Reflections
1. Reflections from the Classroom
Throughout the project, students and teachers navigated new and unfamiliar approaches to learning. For many, this was the first time that art-making, storytelling, and drama had been positioned not as “activities” but as core ways of knowing and expressing.
Children responded with openness and energy. They made drawings filled with intricate personal detail. They built models that blended memory and aspiration. They created characters in drama workshops based on people they saw every day. The freedom to create, and to be heard without correction, opened a space of confidence and self-definition.
At the same time, challenges emerged — from stage fright to uncertainty around improvisation. The unfamiliarity of a non-instructional space created moments of doubt. But gradually, the students learned to own the process, finding joy and trust in one another.
2. Teacher Growth and Shifting Roles
The project also required teachers to shift from controlling instruction to facilitating expression. This shift was difficult at first. Used to giving instructions and expecting compliance, many struggled with how to support students without taking over their process.
But over time, many teachers reflected on how children opened up when given space. The co-design workshops helped teachers see their role differently — as listeners, supporters, and co-creators. In several sessions, meaningful conversations emerged between students and teachers around shared neighborhood experiences, deepening their connection.
3. Space, Structure, and Constraint
BND Public School operates within a tightly structured system — limited classroom space, noisy environments, tight schedules. These constraints often made artistic practice difficult. Children struggled to focus during rehearsals, teachers hesitated to let go of control, and time to reflect was often squeezed.
But these constraints also revealed something valuable: the importance of play, spontaneity, and movement in learning. When students were able to act, draw, or build outside of typical routines, they brought new insights into the classroom — insights that curriculum alone could not produce.
4. Insights from the Drama Workshop
The drama process particularly revealed the depth of student observation and emotional intelligence. Scenes that emerged from improvisation exercises were full of honesty and humor — shopkeepers, elders, frustrations with pollution, dreams of clean spaces and kindness.

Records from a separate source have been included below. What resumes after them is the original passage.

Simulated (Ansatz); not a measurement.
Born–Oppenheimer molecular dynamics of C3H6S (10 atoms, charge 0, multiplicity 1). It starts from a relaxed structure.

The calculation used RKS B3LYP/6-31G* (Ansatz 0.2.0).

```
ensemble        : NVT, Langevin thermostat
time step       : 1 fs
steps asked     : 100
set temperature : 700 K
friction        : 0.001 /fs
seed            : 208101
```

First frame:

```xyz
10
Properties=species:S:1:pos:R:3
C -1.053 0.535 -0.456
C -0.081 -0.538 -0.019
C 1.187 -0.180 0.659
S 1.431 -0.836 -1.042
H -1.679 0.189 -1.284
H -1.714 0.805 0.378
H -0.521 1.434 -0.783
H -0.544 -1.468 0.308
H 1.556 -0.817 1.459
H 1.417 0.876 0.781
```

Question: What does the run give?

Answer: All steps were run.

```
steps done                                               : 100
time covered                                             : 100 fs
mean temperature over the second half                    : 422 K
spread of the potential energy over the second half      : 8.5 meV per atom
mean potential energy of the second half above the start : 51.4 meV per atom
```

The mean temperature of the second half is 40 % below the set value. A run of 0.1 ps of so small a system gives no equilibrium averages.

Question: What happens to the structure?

Improvisation helped students:
- Build emotional literacy
- Embrace performance as reflection
- Speak about everyday life in creative and critical ways
Children improvised their way into a script, collectively crafting a performance that felt true to their experiences.
5. Challenges and Areas for Improvement
While the project achieved many of its goals, it also revealed areas for growth:
- Younger students struggled with sustained attention during long rehearsals
- A few children dominated scenes while others stayed silent
- The school space was not always conducive to focused theatre work
- Some of the best improvisations were difficult to capture or re-stage
Suggestions for future improvement include:
- More warm-up and small group activities early on
- Use of quieter, dedicated rehearsal spaces
- Incorporating visual scripting and cue-based performances
- Rotating leadership among students to encourage inclusion
6. Final Reflections
Mera Aas Padose reaffirmed the power of arts in education — not as an “extra,” but as a core method of learning, relating, and imagining. It demonstrated that even in resource-constrained contexts, children can express complex ideas, reflect on community, and take pride in their voice.
Teachers, too, discovered new ways to relate to their students. And the school — if only briefly — became a space of transformation, where performance, curiosity, and creativity took center stage.
The project closes, but its insights remain. What if schools were always like this?